And now the French Open is done. I’m gonna go ahead and say that I watched too much of it–being in front of the TV that much was not positive for my mental health. But based on my zero drafts and my notes, I think I have some solid material for a really interesting piece, something far more ambitious than anything I’ve published here so far. This one’s gonna take a while to write. Look for it sometime after the summer solstice.

(From TTW) In Response to Last Week’s Questions

Last week, I wrote about a day I spent fishing on the San Juan River and described how I had the most successful day I’d ever had by slowing down, paying attention, and then acting on what I observed.
I ended last week’s piece with a series of questions relating to what we’re doing here: “To what degree are the improvements in our golf game simply the willingness to slow down and pay attention as we practice? What is it that makes what we’re doing with TTW any different from what I did at the San Juan?”

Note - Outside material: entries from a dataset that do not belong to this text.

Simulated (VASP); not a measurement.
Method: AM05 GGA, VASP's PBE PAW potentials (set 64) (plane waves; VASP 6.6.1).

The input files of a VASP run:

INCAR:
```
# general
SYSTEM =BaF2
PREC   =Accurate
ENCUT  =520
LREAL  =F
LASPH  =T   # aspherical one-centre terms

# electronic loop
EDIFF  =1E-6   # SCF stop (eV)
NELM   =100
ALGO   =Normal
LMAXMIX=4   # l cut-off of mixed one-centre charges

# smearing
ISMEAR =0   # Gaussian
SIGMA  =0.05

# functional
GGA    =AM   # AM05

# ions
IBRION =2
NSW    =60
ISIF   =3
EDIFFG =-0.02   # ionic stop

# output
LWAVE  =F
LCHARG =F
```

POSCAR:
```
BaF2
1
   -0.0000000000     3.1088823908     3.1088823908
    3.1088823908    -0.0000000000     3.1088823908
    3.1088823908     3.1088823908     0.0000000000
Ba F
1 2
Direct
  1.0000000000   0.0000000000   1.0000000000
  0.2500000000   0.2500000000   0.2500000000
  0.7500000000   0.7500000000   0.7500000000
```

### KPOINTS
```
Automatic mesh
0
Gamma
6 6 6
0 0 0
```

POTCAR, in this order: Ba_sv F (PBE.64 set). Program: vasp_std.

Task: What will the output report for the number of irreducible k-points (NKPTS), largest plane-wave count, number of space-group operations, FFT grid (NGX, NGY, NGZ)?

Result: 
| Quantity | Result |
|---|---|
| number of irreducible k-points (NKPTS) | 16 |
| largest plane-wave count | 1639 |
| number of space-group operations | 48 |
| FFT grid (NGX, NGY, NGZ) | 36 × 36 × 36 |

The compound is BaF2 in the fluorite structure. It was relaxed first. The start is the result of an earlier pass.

Over the past week, I’ve put a lot of energy into those questions, and the answer I’ve come to is that essentially, it’s exactly that willingness to slow down and pay attention that’s driven our improvement. That is exactly what we are trying to do with TTW: to slow down and attend deeply to the moment, seeking to create a space where our rational mind and our intuitive self can engage with the task at hand and work together optimally instead of fighting each other. To feel our bodies as best we are able and to discern what happens moment by moment with as little judgment as possible. To bring a sense of play to our practice.

With the techniques at the heart TTW, we’re trying to create a ground for this to happen. That is what centering, this practice of bringing attention to the body and the breath, is all about. That day on the Juan, the circumstances were as they were, and I flowed with the river. On another day I might have succumbed to frustration, smacked my rod against the water, and broken the tip off. (How I know to offer that specific detail as indicative of frustration taking hold will be left as an exercise for the reader.)

The practice of centering is to give us an always-with-us, easily available means to access that state. For most of us most of the time, access into a calm, centered, flowing state happens at best haphazardly, during those few fleeting moments when our focus in some activity becomes just so. For many of us, it happens not at all.

Centering and related techniques offer the promise that this state–what has become popularly known as flow–can be accessed at will. More precisely–this is very important–flow is a skill that can be learned. It needs to be practiced. It gets easier to access as you work at it, and grows in depth as you practice. Like any other deep skill, it will meet your explorations of it with ever deeper rewards, and will still never become fully discovered. You will never exhaust that exploration.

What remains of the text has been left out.